Given its abundant use of fresh herbs, its relatively delicate yet complex flavors and French-influenced refinement, Vietnamese cuisine would seem to be a natural favorite of Japanese foodies.
So, it is seems somewhat surprising that while there are many restaurants in Tokyo that serve Vietnamese dishes, there are few that offer Vietnamese haute cuisine or venture creative interpretations of Vietnamese staples, such as fried and fresh spring rolls or pho noodle soups.
Many years ago, we were able to enjoy the sophisticated cuisine and peaceful atmosphere of Dusit Thien Duong, a refined Vietnamese restaurant that was decorated predominantly in white and was housed in a modern high-rise somewhere in between Ochanomizu and Suidobashi, just north of Tokyo’s Imperial Palace.
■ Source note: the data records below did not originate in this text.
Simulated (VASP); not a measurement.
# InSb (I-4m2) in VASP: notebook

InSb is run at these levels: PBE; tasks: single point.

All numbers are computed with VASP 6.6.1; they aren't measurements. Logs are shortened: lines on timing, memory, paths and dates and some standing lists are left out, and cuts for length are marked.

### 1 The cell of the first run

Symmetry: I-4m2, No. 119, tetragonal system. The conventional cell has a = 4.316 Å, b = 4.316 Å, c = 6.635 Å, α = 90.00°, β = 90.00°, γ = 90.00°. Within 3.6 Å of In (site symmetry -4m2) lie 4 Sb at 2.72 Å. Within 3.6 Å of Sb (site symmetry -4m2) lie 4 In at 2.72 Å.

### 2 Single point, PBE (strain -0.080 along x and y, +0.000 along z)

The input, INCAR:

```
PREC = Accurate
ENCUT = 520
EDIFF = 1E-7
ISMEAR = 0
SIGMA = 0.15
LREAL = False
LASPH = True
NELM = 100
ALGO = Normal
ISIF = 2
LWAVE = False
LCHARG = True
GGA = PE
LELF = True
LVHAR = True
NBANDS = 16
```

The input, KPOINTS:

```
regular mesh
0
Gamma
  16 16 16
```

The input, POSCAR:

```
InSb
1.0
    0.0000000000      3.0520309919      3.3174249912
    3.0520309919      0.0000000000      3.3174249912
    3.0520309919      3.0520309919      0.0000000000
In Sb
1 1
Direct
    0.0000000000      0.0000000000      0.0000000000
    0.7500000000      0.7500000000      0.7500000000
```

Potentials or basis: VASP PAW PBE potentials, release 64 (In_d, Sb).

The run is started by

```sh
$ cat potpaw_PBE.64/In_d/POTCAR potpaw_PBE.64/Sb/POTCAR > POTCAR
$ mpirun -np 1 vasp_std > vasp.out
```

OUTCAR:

But sadly, Tokyo’s Dusit Thien Duong closed many years ago and since its demise, I basically more or less gave up on Vietnamese restaurants in Tokyo, which tended to be small, no-frills eateries with predictable – albeit occasionally tasty — offerings that were hardly special.
But that was before I came across Ăn Di, a charming and cozy eatery tucked away on a quiet side street in Gaienmae, near the affluent Aoyama district.
The first thing that struck me upon entering Ăn Di was the friendliness of the young staff, which immediately made me feel welcome and relaxed.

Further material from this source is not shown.